I just let Azalea out into the cold snowy night. She's old, so she doesn't go far. I worry someday she won't come back. Then I'll have to suit up and head out there to find her in the dark. I know I'm 38 but it feels like a grown up's job to decide when its time for a beloved dog to go. I don't know if I'm up for it. Well, I know I have to be, but I want to do right by her. Rob thinks she knows she's mortal, that she's aware there is an end. I don't know. I have no idea what goes on in that head, in that soul.
She's been with us for 14 years, since she could fit in my pocket. I am accustomed to her presence in ways I don't even fathom. The girls love her, their fox-like brown dog. She catches snowballs, she chases the sled, now sometimes she wipes out and her back legs splay. She can't get up. She cries as she slides and she cries when I go pick up her hind part. I feel panic. Then as she walks away, wobbly, I feel like we're both a bit embarrassed.

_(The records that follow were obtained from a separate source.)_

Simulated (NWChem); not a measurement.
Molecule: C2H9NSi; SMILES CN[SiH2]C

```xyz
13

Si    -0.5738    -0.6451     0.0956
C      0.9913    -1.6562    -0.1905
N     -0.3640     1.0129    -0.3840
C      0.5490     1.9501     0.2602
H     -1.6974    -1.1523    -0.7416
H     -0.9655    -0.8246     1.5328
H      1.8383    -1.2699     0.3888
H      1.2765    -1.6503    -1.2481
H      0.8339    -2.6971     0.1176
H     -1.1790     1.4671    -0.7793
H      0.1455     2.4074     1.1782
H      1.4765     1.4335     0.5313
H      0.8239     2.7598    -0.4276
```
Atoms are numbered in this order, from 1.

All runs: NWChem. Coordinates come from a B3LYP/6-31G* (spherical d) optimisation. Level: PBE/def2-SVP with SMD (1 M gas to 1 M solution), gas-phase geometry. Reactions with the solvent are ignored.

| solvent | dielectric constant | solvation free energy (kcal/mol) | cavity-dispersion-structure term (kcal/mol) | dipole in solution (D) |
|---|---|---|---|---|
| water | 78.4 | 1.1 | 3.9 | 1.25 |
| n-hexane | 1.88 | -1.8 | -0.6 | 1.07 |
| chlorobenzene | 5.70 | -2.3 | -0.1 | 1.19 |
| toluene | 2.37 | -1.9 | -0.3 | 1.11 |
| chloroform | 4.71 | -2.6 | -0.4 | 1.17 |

I've checked for her twice now and she's not there. I know she'll come to the door when she's ready. She's so totally deaf now, it's not worth calling for her.
I know I can deal with alot of emotional and physical intensity because I am a labor and delivery nurse. I think I'm pretty tough, but in some ways it seems like Azalea is the grown-up. I don't want to be watching her age and decline faster than me. She is solid, content, accepting, protective of her boundaries and loving. All things I strive to be.
I check again and there she is. Looking up at me as I open the door, thundering up the stairs and bounding into the living room on old legs because she knows it's time for a bone and a sleep by the woodstove.